< Judges 15 >
1 Some time later when the wheat was being harvested, Samson went to pay his wife a visit, taking with him a young goat as a present. “I want to go to my wife in her bedroom,” he said when he arrived, but her father would not let him go in.
During the time that they harvested wheat, Samson took a young goat to Timnah as a present for his wife. He planned to sleep with [EUP] his wife, but her father would not let him go into [her room].
2 “I thought you must totally hate her, so I gave her to your best man,” he told Samson. “But her younger sister is even more attractive—why don't you marry her instead?”
He said to Samson, “I really thought that you hated her. So I gave her to the man who had been your best man at the wedding, and she married him. But look, her younger sister is [RHQ] more beautiful than she is. You can marry her!”
3 “This time I can't be blamed for the trouble I'm going to cause the Philistines,” Samson declared.
Samson replied, “No! And this time I have a right to get revenge on you Philistines!”
4 He went and caught three hundred foxes and tied their tails together, two by two.
Then he went out [into the fields] and caught 300 foxes. He tied their tails together, two-by-two. He fastened torches to each pair of tails.
5 He attached a torch to each of the tied tails and set them on fire. Then he let them loose in the grain fields of the Philistines, setting fire to all the grain, harvested and unharvested, as well as the vineyards and olive groves.
Then he lit the torches and let the foxes run through the fields of the Philistines. The fire [from the torches] burned all the grain to the ground, including the grain that had been cut and piled in bundles. The fire also burned down their grapevines and their olive trees.
6 “Who did this?” the Philistines asked. “It was Samson, the son-in-law of the man from Timnah,” they were told. “That man gave Samson's wife to Samson's best man.” So the Philistines went and burned her and her father to death.

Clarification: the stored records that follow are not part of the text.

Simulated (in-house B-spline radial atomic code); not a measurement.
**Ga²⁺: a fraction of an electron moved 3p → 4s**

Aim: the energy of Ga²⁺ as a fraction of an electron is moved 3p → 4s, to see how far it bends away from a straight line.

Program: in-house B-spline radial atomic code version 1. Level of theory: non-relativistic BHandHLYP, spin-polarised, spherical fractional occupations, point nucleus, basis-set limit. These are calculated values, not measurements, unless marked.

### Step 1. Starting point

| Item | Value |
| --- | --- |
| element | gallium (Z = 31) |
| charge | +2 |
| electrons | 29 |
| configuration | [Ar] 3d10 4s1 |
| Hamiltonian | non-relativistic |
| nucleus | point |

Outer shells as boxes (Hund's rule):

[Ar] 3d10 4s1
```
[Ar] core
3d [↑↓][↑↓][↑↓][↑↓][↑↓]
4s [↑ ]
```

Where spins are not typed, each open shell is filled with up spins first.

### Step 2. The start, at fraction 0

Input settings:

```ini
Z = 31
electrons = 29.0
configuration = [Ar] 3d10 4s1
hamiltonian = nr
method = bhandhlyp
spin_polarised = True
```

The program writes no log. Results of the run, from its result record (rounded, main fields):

The Philistines asked, “Who did this?” Someone told them, “Samson did it. He married a woman from Timnah, but then his father-in-law gave her to the man who was Samson’s best man at the wedding, and she married him.” So the Philistines went [to Timnah] and got the woman and her father, and burned them to death.
7 Samson told them, “If this is the way you're going to act, then I won't stop until I take my revenge on you!”
Samson [found out about that, and he] said to them, “Because you have done this, I will not stop until I get revenge on you!”
8 He attacked them violently, killing them, and then left to go and live in a cave at the rock of Etam.
So he attacked the Philistines furiously, and killed many of them. Then he went [to hide] in a cave in the large rock at a place called Etam.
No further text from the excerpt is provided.